Stratigraphy of the late Proterozoic Murdama Group, Saudi Arabia

Bulletin 1976




The Murdama group is in the upper part of the sequence of Proterozoic layered rocks in the Precambrian shield of Saudi Arabia. It consists of clastic sedimentary rocks and small amounts of limestone and volcanic rocks. The Murdama crops out in the eastern part of the exposed part of the shield, within 200 km of its margin. The principal outcrop area, herein designated the Afif belt, is 600 km long and has a maximum width of 80 km. Two other significant outcrop areas lying to the south are designated the Jabal Hadhah and the Mistahjed belts.

The Murdama group unconformably overlies older plutonic rocks that range in composition from diorite to granite and volcanic rocks ranging from basalt to rhyolite. It is unconformably overlain in the north part of the Afif belt by sedimentary and volcanic rocks of the Jurdhawiyah group, and in many areas is intruded by younger granite.

In the south part of the Afif belt the Murdama group lies in the Maslum synclinorium, a structure characterized by tight folding near its northwest margin and open folding elsewhere. To the north, the synclinorium is much broken up by faulting, particularly by left-lateral faults of the Najd system.

Sections on the west flank of the Mast urn synclinorium in the south part of the Afif belt have apparent thicknesses of about 5,300 m at Jabal Murdama, 5,700 m at Jabal Raqabah, and 1 ,400 and 4,000 m at As Sawadah. The strata in these sections consist mostly of greenish-gray, very fine to coarse-grained volcanic arenite that is poorly sorted and consists of angular grains. Basal conglomerates are thin and inconspicuous, but coarse arenite, locally pebbly, predominates in the jabal Raqabah section. A prominent air-fall ash tuff caps Jabal Murdama, and an ash-flow tuff caps Jabal Raqabah.

Sections on the east flank of the synclinorium have apparent thicknesses of about 2,500 m at Jabal Farida, 3,600 m at Jabal Damkh, 12,400 m at Jabal Zaydi, and 16,800 m, adjusted for folding, at Wadi Sirrah. Jabal Farida and Jabal Damkh are underlain principally by limestone of distinctive tan- and gray-weathering types, which has been named the Farida marble. Limestones of these and other colors occur in all the belts composing the Murdama and form a unifying element. The other sections consist mostly of sandstone similar to that at Jabal Murdama.

Sections in the north part of the Afif belt have apparent thickness of about 3,300 and 7,600 m at Wadi Jarir, 840 m at Jabal Ajam, 534 and 1,833 m at Jabal Muwasham, about 3,800 m adjusted for folding east of jabal Silsillah, 4,900 m at Jabal Khidar, and 8,400 m at jabal umm Sammah. The Wadi Jarir section consists of sandstone very similar to that at Jabal Murdama, with thin basal conglomerate and local ash tuff. The other sections consist of conglomerate, sandstone, and siltstone.

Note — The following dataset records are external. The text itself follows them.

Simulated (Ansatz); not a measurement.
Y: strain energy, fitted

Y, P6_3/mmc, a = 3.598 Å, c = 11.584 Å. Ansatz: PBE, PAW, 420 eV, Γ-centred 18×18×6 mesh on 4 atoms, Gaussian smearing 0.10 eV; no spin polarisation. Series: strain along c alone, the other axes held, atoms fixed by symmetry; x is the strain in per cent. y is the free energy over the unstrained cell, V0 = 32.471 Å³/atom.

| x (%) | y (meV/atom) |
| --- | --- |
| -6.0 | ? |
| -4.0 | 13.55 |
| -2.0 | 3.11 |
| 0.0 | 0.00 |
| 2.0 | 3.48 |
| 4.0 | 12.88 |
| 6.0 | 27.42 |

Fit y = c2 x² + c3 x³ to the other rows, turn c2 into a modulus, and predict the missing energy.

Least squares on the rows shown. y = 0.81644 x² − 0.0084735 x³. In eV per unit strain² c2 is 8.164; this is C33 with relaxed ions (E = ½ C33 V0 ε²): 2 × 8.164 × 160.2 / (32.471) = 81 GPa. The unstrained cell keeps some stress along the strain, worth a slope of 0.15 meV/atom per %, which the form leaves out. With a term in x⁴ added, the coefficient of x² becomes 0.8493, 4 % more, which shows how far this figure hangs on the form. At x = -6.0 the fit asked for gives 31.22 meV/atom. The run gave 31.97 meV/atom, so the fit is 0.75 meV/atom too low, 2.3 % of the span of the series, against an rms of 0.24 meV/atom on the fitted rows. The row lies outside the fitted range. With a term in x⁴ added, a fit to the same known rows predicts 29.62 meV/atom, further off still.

The predominance of silicic volcanic lithic grains in Murdama sandstones of the Afif belt indicates a source in a silicic volcanic belt, and discontinuous belts of such rocks lie to the southwest. Paleocurrent indicators also suggest a source from the southwest. In the north part of the belt, the lower part of the Murdama is probably a subaerial mass-movement or fluvial deposit. The strata in the rest of the belt were probably deposited at a prograding lacustrine or marine strandline. Near the northwest edge of the basin, particularly from Jabal Farida north, locally derived conglomerate was deposited and carbonate bank deposition prevailed for a time.

In the jabal Hadhah belt, limestone is identical to that at Jabal Farida. It is apparently overlain by conglomerate that fines upward to sandstone and may be part of the Murdama.

Structure in the Mistahjed belt is more complex and the stratigraphic sequence is less certain than in the Afif belt. Murdama rocks have been assigned to a number of formations, and traverses were made across most units. The rocks include sandstone, siltstone, limestone, conglomerate, and volcanic rock; much of the volcanic rock may not be part of the Murdama group.

The source of sedimentary materials in the Mistahjed belt, as in the Afif belt, appears to be a belt of volcanic rocks lying to the southwest.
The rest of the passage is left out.